Science fiction films in the 21st century fall into two distinct camps, with the "popcorn movie" up front and center. Chock full of CGI car chases, explosions and a narrative always set in the "near future". This is done in part to conveniently product place, market new gadgets and a hip-hopish soundtrack for an audience of people under 30. Pulling up the rear are high-minded SF films where no one in the audience is under 30, hopefully a significant amount of narrative exposition and no one eats popcorn. Its an "LSD movie" like "2001" where little is said, right?
Well "Inception" falls into the latter category and consumption of psychedelics will only spoil the fun. And people do talk. Written, produced, and directed by Christopher Nolan (The Dark Knight and the excellent Memento). The story centers on Dom Cobb (Leonardo DiCaprio), a thief who enters the dreams of others to obtain information that is otherwise inaccessible. Cobb's abilities have cost him his family and nationality, but a chance at redemption as well as regaining his old life is promised when Cobb and his team of specialists are hired to plant an idea in a target's subconscious. "Inception" refers to the task of planting an idea rather than stealing one, a concept that Cobb is less acquainted with.

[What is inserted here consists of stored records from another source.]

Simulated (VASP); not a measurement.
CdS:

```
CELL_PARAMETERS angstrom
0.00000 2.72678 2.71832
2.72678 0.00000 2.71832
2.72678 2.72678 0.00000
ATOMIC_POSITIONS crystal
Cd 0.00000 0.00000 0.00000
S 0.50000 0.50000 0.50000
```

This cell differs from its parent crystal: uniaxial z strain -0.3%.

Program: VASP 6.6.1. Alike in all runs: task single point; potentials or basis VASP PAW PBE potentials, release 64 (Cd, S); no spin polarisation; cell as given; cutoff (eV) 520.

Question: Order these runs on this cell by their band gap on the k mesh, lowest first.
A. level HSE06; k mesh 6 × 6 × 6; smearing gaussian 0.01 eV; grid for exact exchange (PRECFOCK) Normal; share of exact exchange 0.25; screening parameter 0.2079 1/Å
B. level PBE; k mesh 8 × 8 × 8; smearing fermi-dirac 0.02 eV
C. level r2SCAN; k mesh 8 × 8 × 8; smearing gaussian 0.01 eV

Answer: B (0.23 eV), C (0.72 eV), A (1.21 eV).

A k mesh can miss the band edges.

It was nice for a change to see a genre film wear brains on its sleeve. The film's multi-level dream-state approach may be a bit confounding if you aren't paying attention....something a steady diet of poor SF/action/horror films (and popcorn) we can lay partial blame on.
Christopher Nolan has put together a very good film. Sure there are holes if you look for them, but when you can marry state-of-the-art visuals, an intriguing story and a some character pathos into something that happens to make money, you have a winner.